Imagine living in a shack the size of most kitchens in the average American home. Because your mother has died from HIV/AIDS, you live with your younger siblings. Your sisters share a tattered double bed while your brothers sleep on the floor each night with only a blanket between their malnourished bodies and the soiled ground. The aluminum roof and walls forming your home might prevent water from pouring in from above, but leaks and exposure to the extremes of the summer heat and frigid winter are daily battles. You and the hundreds of other squatters in your community are all too familiar with day-long hunger pangs as your dignity prevents you from begging for money. Welcome to Kliptown, a makeshift town near Soweto.
We arrived wide eyed and speechless. All well groomed, we are quite obviously well-to-do middle class men and women (if their ornate cameras don’t already give that away). What do you do? Do you tell them to turn around and stop acting like you are part of a museum exhibit? Do you castigate them for intruding on your territory and home?

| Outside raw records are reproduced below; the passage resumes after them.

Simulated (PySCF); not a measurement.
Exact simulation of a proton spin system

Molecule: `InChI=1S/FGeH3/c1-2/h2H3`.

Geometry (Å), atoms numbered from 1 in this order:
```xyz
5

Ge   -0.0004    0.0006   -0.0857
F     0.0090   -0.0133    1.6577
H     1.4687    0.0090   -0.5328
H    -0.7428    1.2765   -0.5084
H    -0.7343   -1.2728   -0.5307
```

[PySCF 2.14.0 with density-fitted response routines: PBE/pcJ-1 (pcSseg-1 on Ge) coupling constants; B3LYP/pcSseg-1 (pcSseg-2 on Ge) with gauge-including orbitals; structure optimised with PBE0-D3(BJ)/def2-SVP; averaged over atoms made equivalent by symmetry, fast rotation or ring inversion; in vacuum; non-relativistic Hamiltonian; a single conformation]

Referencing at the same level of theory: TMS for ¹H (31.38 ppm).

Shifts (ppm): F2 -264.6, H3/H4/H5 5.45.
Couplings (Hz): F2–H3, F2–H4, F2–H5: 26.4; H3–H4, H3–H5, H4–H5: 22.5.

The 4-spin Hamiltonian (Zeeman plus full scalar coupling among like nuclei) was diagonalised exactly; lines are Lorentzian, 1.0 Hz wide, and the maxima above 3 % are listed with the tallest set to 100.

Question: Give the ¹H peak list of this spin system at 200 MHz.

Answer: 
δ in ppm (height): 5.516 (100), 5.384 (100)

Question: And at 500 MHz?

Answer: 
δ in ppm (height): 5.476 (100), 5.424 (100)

In my experience at Kliptown, an informal settlement outside Soweto, these individuals did nothing of the sort. Rather, they welcomed us with the greatest surprise I could have imagined–a performance by about 30 boys and girls ranging from 9 years old to about 18. A beautiful harmony of stomping, singing and chanting all in unison nearly brought some of us to tears, witnessing the genuine delight in the community and ethnic roots prevailed over any current struggles each child was facing. To many of us, spending a mere hour at Kliptown opened our eyes and affected our lives like we never could have expected.